- Historic Sites
I Love Washington
A noted historian’s very personal tour of the city where so much of the American past took shape—with excursions into institutions famous and obscure, the archives that are the nation’s memory, and the haunts of some noble ghosts
April/May 1986 | Volume 37, Issue 3
Three years ago we returned, and while much about American life has gone downhill in the intervening time, I think it is fair to say that Washington has become a far better city than it was. There is more variety, more going on besides politics and government, more music, better restaurants, more theater. (The addition of Kennedy Center has made a tremendous difference.) There are more resident composers, painters, film makers, and writers. Smithsonian, The Washingtonian, and The Wilson Quarterly have been added to the magazines published here (which include National Geographic, The New Republic, and U.S. News & World Report). “All Things Considered,” radio at its best to my mind, is produced here by National Public Radio, and WETA, Washington’s public television station, produces “The McNeil-Lehrer Report,” “Washington Week in Review,” and “Smithsonian World,” the project which, with my work on Truman, has brought me back again after twenty years.
Much is going on in history and biography. The historian Marcus Cunliffe, who teaches at George Washington University, has two books in progress, one on the role of private property in American life, another on republicanism with a small r. The biographers Edmund and Sylvia Morris keep an apartment a block from the Library of Congress; he is working on volume two of his life of Theodore Roosevelt and gathering material for his future biography of Ronald Reagan; she is writing the life of Clare Boothe Luce. Rudy Abramson of the Washington bureau of the Los Angeles Times is doing a biography of W. Averell Harriman. Albert Eisele, author of a superb study of the intertwining careers of two old Washington hands, Hubert Humphrey and Eugene McCarthy, called Almost to the Presidency, is writing the life of the late Cardinal Gushing. And Daniel J. Boorstin is working on a sequel to The Discoverers, his opus on the human quest to understand the world. His subject now is human creativity down through history, and he is up and at it every morning before dawn, for two or three hours, before going to his official duties as the Librarian of Congress.
Not everyone, I realize, cares for Washington as I do. “Neither Rome nor home,” somebody once said. New Yorkers can be particularly critical, impatient with the pace, annoyed by the limits of the morning paper. Government buildings have a way of depressing many visitors, including some of my own family. I remember a woman from the Boston Globe who wrote at length about what a huge bore it all is. A one-industry town was her theme, which wasn’t exactly new or true, not any longer.

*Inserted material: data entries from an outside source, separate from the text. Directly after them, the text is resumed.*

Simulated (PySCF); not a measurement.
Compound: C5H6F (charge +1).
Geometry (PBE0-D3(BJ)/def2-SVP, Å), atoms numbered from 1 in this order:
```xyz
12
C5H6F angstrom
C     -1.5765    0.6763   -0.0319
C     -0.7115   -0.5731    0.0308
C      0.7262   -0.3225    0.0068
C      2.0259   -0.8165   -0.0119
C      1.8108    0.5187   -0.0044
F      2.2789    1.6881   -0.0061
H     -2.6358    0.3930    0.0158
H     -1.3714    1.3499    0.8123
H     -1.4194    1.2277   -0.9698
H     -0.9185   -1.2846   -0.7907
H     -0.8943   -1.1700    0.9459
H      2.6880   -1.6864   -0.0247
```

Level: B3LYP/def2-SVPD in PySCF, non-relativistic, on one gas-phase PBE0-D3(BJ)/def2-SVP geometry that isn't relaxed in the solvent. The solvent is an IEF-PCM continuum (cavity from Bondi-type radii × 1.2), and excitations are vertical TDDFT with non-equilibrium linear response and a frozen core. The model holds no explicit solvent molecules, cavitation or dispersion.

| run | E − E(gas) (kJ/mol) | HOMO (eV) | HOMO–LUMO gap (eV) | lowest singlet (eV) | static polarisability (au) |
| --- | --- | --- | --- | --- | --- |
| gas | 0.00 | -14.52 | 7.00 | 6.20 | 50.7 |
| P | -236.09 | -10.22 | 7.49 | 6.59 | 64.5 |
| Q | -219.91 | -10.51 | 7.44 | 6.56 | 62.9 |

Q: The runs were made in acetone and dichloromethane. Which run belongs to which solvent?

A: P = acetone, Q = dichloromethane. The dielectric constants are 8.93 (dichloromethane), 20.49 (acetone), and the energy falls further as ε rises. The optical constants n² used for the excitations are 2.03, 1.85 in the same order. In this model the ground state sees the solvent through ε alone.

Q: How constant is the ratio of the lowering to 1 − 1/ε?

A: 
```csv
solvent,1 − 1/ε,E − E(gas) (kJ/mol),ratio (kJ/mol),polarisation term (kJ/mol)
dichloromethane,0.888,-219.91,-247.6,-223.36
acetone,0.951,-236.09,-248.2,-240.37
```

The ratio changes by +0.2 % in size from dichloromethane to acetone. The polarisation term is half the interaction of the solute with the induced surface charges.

There is no local beer, let alone a home baseball team, and the tap water tastes pretty bad until you get accustomed to it. The cost of living is high, parking is a constant headache, the cab drivers may be the worst on earth.
And of course there is more than one Washington. There is lawyer-corporate Washington in the sleek glass boxes along Connecticut Avenue, black Washington, student Washington, journalist Washington.
What I’m drawn to and moved by is historical Washington, or rather the presence of history almost anywhere you turn. History is the great pull of the place for me. Indeed, it is hard for me to imagine anyone with a sense of history not being moved. No city in the country keeps and commemorates history as this one does. It insists we remember, with statues and plaques and memorials and words carved in stone, with libraries, archives, museums, and any number of marvelous old houses besides the one where Woodrow Wilson lived.
Blair House, catty-cornered to the White House on Pennsylvania Avenue, is a good example. The morning of April 18, 1861, inside its small front parlor, Robert E. Lee sat with Francis P. Blair, Sr., who, speaking for Abraham Lincoln, offered Lee command of the Union Army. I never walk by there without thinking of this—and of the historians who dismiss the role of personality in history, the reverberations of a single yes or no.
Blair House, now being refurbished, was built in 1824 and has been owned by the government since World War II, when, the story goes, Eleanor Roosevelt found Winston Churchill pacing the upstairs hall at the White House in his night-shirt. She decided the time had come for some other kind of accommodation for presidential guests. Later, the house served as quarters for the President himself, President Harry Truman, while the White House was being restored.
One autumn afternoon, right where you walk by Blair House, the Secret Service and the White House Police shot it out with two Puerto Rican Nationalists who tried to storm the front door and kill Truman. Truman, who was upstairs taking a nap in his underwear, ran to the window to see what the commotion was about. One assassin was dead on the front steps, a bullet through the brain. Pvt. Leslie Coffelt of the White House Police, who had been hit several times, died later. On the little iron fence in front of the house a plaque commemorates his heroism.